BY RUSS OLIVO
WOONSOCKET – A majority of the City Council doubled down on its vow to challenge Attorney General Peter Neronha’s lawsuit against the panel for repeatedly violating the Open Meetings Act Monday, crushing a proposal offered by one member that would have immediately granted a portion of the relief Neronha is seeking in Superior Court.
Members voted 6-1 to reject Councilman Alexander Kithes’ proposal to abolish a section of their meetings known as “good and welfare.” It’s a portion of the meeting that, for years, councilors have used as an opportunity to discuss matters that aren’t previously advance-noticed on the agenda, as the key government transparency law requires.
Litigators in Neronha’s office who have reviewed the council’s record concluded that, on three occasions last year, the council willfully violated the OMA by talking about substantive municipal business under good and welfare. On Monday, however, the council portrayed first-term Neronha, a former U.S. Attorney known for zeroing in on white-collar crime and government corruption, as an over-eager new cop on the block who’s making mountains out of molehills.
“If I’ve been accused of murder I’m not going to plead guilty just because I’ve been accused,” said Council Vice President Jon Brien. “If I haven’t done it I’m going to fight it. I think that’s warranted in this regard. I think this is overreach.”
Brien said he had tremendous respect for the attorney general, but it’s clear that in his administration “there’s an attitude of ‘there’s a new sheriff in town and we’re going to make sure you know it.’” With regard to the council’s alleged violations of the OMA, Brien said Neronha had “started to push the needle too far.”
The innocent-until-proven-guilty theme was struck by multiple members of the council in responding to the OMA suit, as well as Kithes’ proposed resolution. At one point, there was a particularly icy exchange between Kithes and Council President Daniel Gendron, after Kithes suggested that previous attorneys general might simply have overlooked the council’s mishandling of good and welfare because they weren’t effective government watchdogs.
“Thank God somebody’s watching over us now...an aggressive, overzealous attorney general,” Gendron said. “When our hands are so tied, our mouths so gagged, that’s not a good country to live in. It sickens me that anyone would think that’s a good thing.”
Kithes argued that councilors could avoid burdening taxpayers with costly litigation and lessen the risk of violating the OMA by abandoning the longstanding practice of spontaneous discussion under good and welfare, but his peers wouldn’t budge. Several of them suggested that Neronha’s office might have misinterpreted the OMA and the Superior Court might conclude the suit has no merit.

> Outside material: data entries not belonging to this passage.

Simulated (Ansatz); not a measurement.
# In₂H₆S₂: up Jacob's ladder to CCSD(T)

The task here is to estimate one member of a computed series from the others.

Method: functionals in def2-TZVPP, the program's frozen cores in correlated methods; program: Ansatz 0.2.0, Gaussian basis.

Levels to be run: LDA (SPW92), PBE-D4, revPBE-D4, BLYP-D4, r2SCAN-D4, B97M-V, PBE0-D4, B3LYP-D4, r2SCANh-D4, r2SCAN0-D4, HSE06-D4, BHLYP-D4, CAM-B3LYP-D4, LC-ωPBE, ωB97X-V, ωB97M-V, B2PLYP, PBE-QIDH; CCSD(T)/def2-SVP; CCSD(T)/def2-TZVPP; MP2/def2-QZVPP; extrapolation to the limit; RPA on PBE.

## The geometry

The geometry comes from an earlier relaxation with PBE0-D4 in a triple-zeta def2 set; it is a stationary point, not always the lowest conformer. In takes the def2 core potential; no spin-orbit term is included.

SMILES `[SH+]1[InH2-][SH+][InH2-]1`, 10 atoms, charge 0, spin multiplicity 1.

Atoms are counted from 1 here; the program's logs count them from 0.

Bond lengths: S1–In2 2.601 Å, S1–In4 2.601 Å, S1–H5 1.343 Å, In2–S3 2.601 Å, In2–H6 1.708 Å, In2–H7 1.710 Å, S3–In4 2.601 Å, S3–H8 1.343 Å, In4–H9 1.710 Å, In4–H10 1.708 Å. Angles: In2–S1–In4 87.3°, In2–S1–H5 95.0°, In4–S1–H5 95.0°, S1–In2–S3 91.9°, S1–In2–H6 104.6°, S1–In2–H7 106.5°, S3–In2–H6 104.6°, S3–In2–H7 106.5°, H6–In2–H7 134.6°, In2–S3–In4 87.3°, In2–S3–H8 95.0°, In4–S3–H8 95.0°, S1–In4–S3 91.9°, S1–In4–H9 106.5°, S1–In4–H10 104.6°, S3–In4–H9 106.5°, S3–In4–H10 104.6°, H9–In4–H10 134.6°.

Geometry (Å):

Councilwoman Denise Sierra, a paralegal, said she often hears several lawyers in one room arguing opposing sides of various laws simultaneously, and with equal passion.
“They all think they’re right,” she said. “For me, in this country, it’s innocent until proven guilty.”
Citing the language of the OMA, Councilman James Cournoyer trivialized the lawsuit as “form over substance.” If the courts side with Neronha, he said, the OMA leaves room for the council to introduce previously unscripted dialogue by majority vote, without advance notice, on the floor of the council meeting.
It would just make doing business more cumbersome, but the result would be no different than the types of discussion the council engages in under good and welfare.
“There’s nobody here not trying to be transparent,” Cournoyer said. “There’s nobody here trying to sneak stuff through.”
City Solictor John DeSimone was supportive of the council’s actions, saying he was a lawmaker in the General Assembly when the Open Meetings Act was created. He says the law was never intended to stifle discussion, but to prevent councilors from taking votes on issues without advance notice to the public.
Let the courts decide if the council has violated the law, DeSimone counseled.
“I don’t think the city of Woonsocket should be changing their rules and agendas because some attorney who works at the Attorney General’s office this particular year gave an opinion on that,” DeSimone said. “Until we’re shown to be wrong in a court of law I don’t think we should be making affirmative changes to our rules.”
The lawsuit behind Monday’s reaction in Harris Hall began with a complaint against the council filed by former Councilman Richard Fagnant. He filed it after copiously documenting the council’s discussions at three meetings that occurred between July and October. On Dec. 20, Special Asst. Attorney General Sean Lynness responded with two different types of actions, including a notice of violation in which the allegations in Fagnant’s complaint were affirmed.
In addition, Lyness filed a lawsuit in Superior Court in which he seeks the permanent abolition of council good and welfare, plus up to $5,000 in fines for each of the three violations that occurred in 2019.
But this wasn’t the first time Lyness had affirmed violations against the council for breaching the OMA. It was the third since 2015 when, also on a complaint by Fagnant, the council was cited for talking, under good and welfare, about his behavior on social media without announcing their plans beforehand on a published agenda. Then, last year, Sen. Melissa Murray (D-Dist. 24, Woonsocket, North Smithfield) filed another complaint, zeroing in on Vice President Brien’s remarks about her under a section of the meeting he dubbed “legislative update.”
In affirming the last violation, Lyness told elected officials that if they again talked about unscripted material under vaguely-worded agenda labels like “good and welfare” or “legislative update,” they would be at a high risk for a lawsuit because the offenses would appear “knowing” and “willful” – the legal benchmark for civil litigation under the OMA. Thus, his predication came to fruition after Fagnant filed the most recent complaint.
In his findings on it, Lyness also observed that the council had been advised, as far back as 2009 by a previous city solicitor, to abandon the use of good and welfare because of the risk it poses for violating the OMA.
One of the council’s most oft-repeated defenses of Lyness’ decision is that the material they brought up under good and welfare was either too trivial, or merely informative, to fall under the restrictions of the OMA. There were never any actions or votes taken on any of it. But Lyness disagreed. Some of the discussion at issue may have been innocently congratulatory – like one councilman’s pep-talk for Autumnfest volunteers – but members also repeatedly brought up substantive material that justifies the violation, Lyness concluded.
Acting on DeSimone’s recommendation, the council preserved the window for good and welfare talk during Monday’s meeting in Harris Hall.
But every councilman who was offered the opportunity to speak under it took a pass – a scenario that’s likely to become routine pending a decision on the OMA case in Superior Court.
“I’m frankly no longer interested in having any comments under good and welfare,” Councilman John Ward said at one point.